Page MenuHomePhabricator

SRE query: Is it possible to measure how many e-mails are sent to "black hole" e-mail addresses?
Open, Needs TriagePublic

Description

For the parent task, we'd like to know just how many e-mails are getting sent to the black hole e-mail addresses we have as the Reply-To on various system e-mails users get from MediaWiki. Is there a sane way of doing this with our current e-mail set-up, or is the system so efficient it doesn't log e-mails being sent to /dev/null? :-)

Event Timeline

faidon assigned this task to herron.Aug 21 2018, 10:46 PM
faidon added a project: Mail.

Yes, messages using the blackhole transport are indeed logged. What timeframe are you looking to measure? Today we can pull counts from the past 60 days worth of logs, and I think going forward it would make sense to add per-transport counts to the Grafana mail dashboard.
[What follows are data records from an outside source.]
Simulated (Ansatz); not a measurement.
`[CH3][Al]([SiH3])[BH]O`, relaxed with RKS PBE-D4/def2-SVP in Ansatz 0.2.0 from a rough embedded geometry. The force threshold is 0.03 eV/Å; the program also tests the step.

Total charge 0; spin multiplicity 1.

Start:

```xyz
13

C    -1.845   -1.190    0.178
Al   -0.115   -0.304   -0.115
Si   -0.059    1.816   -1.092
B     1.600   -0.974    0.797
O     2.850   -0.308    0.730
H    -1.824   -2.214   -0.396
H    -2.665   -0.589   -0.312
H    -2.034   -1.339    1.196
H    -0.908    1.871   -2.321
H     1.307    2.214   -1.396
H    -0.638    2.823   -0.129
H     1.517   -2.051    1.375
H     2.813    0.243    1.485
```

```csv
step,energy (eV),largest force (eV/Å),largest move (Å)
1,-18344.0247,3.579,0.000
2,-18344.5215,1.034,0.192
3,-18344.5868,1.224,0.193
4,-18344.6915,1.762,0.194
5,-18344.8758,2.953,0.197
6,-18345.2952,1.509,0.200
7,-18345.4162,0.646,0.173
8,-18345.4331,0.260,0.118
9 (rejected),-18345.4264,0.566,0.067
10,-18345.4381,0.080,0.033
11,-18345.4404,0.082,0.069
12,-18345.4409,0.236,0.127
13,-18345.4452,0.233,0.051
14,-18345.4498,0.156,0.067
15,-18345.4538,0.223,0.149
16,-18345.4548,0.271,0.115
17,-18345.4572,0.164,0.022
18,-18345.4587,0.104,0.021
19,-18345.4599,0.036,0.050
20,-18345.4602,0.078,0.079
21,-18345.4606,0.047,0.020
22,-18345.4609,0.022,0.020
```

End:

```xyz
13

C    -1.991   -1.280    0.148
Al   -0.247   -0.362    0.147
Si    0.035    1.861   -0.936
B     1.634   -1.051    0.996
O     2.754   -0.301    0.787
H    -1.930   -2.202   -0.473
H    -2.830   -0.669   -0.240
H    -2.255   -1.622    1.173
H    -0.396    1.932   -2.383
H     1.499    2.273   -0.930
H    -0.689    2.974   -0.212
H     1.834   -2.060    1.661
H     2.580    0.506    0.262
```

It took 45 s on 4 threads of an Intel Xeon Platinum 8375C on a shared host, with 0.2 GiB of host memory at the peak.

@Jdforrester-WMF -- to put some specific around this, here's what I would like to find out. I leave it to you to translate this into the technical language that can help actually execute the work. I realize that some of this may not be data that we have at our fingertips. If not, it is fine to tailor this more narrowly to what we have readily available.

  • How many times per day do people reply to emails they get from the wikis (the numerator)? Out of how many sent (the denominator)? To just group by day would be great.
  • How does this break down by the type of email they receive? Like there is a difference between when you get pinged, and when a page you're watching changes?
  • How does this break down by wiki?
  • How does this break down by how long the user has been registered?

Looking at this just over the last 60 days is totally fine.

Adding Morten, our team's data analyst, as this involves data.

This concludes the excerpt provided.